Fayner Posts: Cops are great. They’re smart and handsome, too. They also scare me, which is why I’m saying nice things about them.


Like all good reporters, the News Tribune’s Janna Goerdt has learned to keep her ears and eyes open for whatever might be encountered on an assignment.

Goerdt accompanied law enforcement officials Saturday as they searched for people illegally using all-terrain vehicles in Duluth. She wrote a story about the enforcement campaign for Sunday’s newspaper.

Goerdt also uncovered a dozen marijuana plants growing in western Duluth.

The pot wasn’t growing off an ATV trail. And she didn’t find it in the woods.

Goerdt found the marijuana growing in a planter near the front door of the West Duluth police substation.

You might say she was paying attention.

During law enforcement’s briefing on how they were going to conduct the ATV sting Saturday, Goerdt heard two members of a rival news team talking about "something interesting" in front of the police station at 5315 Grand Ave.

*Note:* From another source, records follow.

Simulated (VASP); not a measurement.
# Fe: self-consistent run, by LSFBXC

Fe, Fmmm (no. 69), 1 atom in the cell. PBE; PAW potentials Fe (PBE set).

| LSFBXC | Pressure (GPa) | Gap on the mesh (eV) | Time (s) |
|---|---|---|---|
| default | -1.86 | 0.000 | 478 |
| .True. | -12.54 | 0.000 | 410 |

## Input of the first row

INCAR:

Eavesdropping like a good reporter, Goerdt filed the comment away in her memory bank and accompanied law enforcement on the ATV crackdown.

When that assignment was over, Goerdt returned to the police station and took a walk around the building. She found the marijuana plants. Although she said she didn’t know that they were marijuana plants.

She plucked one of the leaves and brought it back to the newspaper. "I needed some evidence," she said. "I didn’t know if anyone would believe me. I didn’t think it was a big deal. I just thought it was rather amusing."

Duluth City Gardner Tom Kasper was given the leaf for inspection Monday and confirmed that it came from a marijuana plant.

Kasper immediately traveled to the West Duluth police substation to inform neighborhood supervising police Lt. John Beyer of the pot growing in the front-yard planter.

Beyer pointed out that he, his police officers and the public use the backdoor entrance to the police station. The front door just off busy Grand Avenue is usually locked and not used.

"The only thing I can say is somebody has a sense of humor," Beyer said. "Now they’ll read about it in the paper and say, ‘Yeah, that was me.’ "

Goerdt provided the scoop and Kasper did the scooping.

The gardener dug out the 12 marijuana plants by their roots and presented them to Beyer. They were 4 to 6 inches high and Kasper estimated they had been growing about three weeks.

Beyer said the plants will be placed in a paper bag and destroyed when the next batch of police-confiscated drugs are gotten rid of.

Kasper said this is the first marijuana found growing in Duluth that has been reported to him in 10 years.

But this isn’t the first time marijuana has been discovered growing in a public place in Duluth. In 1990, a citizen pointed out to police that a 3-foot marijuana plant was growing in the northern corner of the Civic Center courtyard near City Hall.

For a day at least, Goerdt is known around here as "Janna The Snitch." She said she can live with it.